Ladd’s the Victor in $3.2M ‘Blade Runner’ Suit (updated)

Ruling upholds producer’s claim Warner Bros. owes him for TV sales of movies

A state appeals court on Tuesday upheld producer Alan Ladd Jr.’s 2007 victory against Warner Bros. in a lawsuit involving sales of movie packages to television.Alan Ladd Jr.

“After 11 years,” Ladd told TheWrap, with relief in his voice, “I’m thrilled it’s coming to an end.”

The case involved a practice called "straight-lining," in which Warner Bros. would sell a package of films to a TV or cable network and share the profits from the entire package equally among the producers of the films involved. That practice didn’t reflect the quality or desirability of any given film in the package, and that’s why Ladd sued.

(Read Tuesday’s ruling here.)Laddie filing

The studio’s “underpayment,” as the court decision calls it, of license fees owed to Ladd began on Aug. 1, 1999.
“I thought many years ago that they would want to settle this, but it was just pure arrogance on their part to keep going and going,” Ladd said. “They thought that we were just a little gnat screwing around with a multi-billion corporation and we should get out of their way.”
Though it might in fact, not be over … yet. "We respectfully disagree with the Court’s ruling,” a Warner spokesman told TheWrap, “and will be considering our options with respect to further review."
In 2007, the Ladd Co., run by Ladd and producer Jay Kanter, won a $3.2 million jury verdict against Warner Bros. for shorting the license fees for Ladd Co. movies included in large packages.
On Tuesday, the Second District Court of Appeal ruled that "Warner had an obligation, as conceded by a Warner executive, to ‘fairly and accurately allocate license fees to each of the films based on their comparative value as part of a package.’ Therefore, the record supports the jury‟s determination that Warner’s straight-lining method of allocating licensing fees to profit participants breached the implied covenant of good faith and fair dealing."
Ladd claimed that Warner undervalued and underpaid the license fees attributable to "Blade Runner," "Body Heat," "Night Shift," "Tequila Sunrise," "Outland," Oscar winner "Chariots of Fire" and all six films in the "Police Academy" franchise.

“I never had a lawsuit about allocation when I ran Fox because we cared about films and making films,” Ladd told TheWrap Tuesday after the court’s ruling. “Now we are dealing with corporations, and it’s all about how to we make money and screw people.”

During the 2007 jury trial, Eric Frankel, president of Warner Bros.’ domestic cable distribution division, was called by Ladd as an adverse witness. He testified that Warner had an obligation to act in good faith toward profit participants in the licensing process and  “fairly and accurately allocate license fees to each of the films based on their comparative value as part of a package.”

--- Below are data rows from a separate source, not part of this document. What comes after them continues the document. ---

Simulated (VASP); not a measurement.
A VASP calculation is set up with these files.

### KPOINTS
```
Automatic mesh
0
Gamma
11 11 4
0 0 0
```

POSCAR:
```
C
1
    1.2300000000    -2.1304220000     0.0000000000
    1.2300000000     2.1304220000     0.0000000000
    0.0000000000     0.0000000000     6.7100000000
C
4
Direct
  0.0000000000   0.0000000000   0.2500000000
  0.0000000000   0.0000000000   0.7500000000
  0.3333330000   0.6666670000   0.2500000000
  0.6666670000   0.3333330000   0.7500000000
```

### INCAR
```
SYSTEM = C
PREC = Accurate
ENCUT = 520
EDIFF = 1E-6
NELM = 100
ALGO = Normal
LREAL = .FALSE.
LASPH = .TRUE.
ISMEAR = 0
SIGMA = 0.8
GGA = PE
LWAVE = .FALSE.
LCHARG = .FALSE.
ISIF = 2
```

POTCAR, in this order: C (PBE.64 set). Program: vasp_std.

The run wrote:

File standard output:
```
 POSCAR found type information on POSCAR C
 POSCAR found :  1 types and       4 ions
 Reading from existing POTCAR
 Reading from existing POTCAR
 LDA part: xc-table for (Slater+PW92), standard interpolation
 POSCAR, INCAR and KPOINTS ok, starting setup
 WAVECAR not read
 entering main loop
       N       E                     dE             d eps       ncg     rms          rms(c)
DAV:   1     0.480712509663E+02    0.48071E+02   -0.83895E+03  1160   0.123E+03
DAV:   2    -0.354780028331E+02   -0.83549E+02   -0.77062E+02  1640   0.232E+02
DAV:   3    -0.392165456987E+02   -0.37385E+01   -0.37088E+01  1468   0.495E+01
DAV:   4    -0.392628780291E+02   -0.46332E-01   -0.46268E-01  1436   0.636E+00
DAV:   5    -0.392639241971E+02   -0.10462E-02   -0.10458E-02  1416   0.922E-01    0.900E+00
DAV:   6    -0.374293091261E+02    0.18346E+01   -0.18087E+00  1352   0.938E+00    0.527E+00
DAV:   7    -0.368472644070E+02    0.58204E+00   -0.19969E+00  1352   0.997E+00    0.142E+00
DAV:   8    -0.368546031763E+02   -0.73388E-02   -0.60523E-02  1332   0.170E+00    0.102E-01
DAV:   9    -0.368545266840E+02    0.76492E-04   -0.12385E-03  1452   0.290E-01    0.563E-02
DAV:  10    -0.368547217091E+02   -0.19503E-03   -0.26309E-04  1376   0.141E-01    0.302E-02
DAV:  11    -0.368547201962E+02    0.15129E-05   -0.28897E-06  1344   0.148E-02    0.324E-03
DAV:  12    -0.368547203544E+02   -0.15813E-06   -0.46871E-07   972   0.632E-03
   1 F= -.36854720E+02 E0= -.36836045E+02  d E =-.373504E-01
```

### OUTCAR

Ladd’s expert, David Simon, determined Warner should have allocated an additional $97 million in licensing fees to Ladd’s films. With Ladd entitled to 5 percent of gross revenues on all films once Warner recouped its costs (except for 2.5 percent on "Chariots of Fire"), Ladd’s profit participation should have been $3,190,625.

In its ruling Tuesday, the court also denied Warner’s claim that the statute of limitations applied to a portion of the fees due. It said the burden of providing the breakdown of fees owed before and after the statute of limitations rested with Warner Bros., and said the studio had failed to provide an accounting breakdown; therefore, it awarded the full sum to Ladd.

How the math is done and where the full sums are going could become questions to other studios and outlets with today’s decision and the “new precedent that has now been established,” says Ladd.

“Blockbusters and Netflix are going to come into the new equation,” he said. "You might find more people asking them and other studios ‘Where is the money coming from and where is it going?”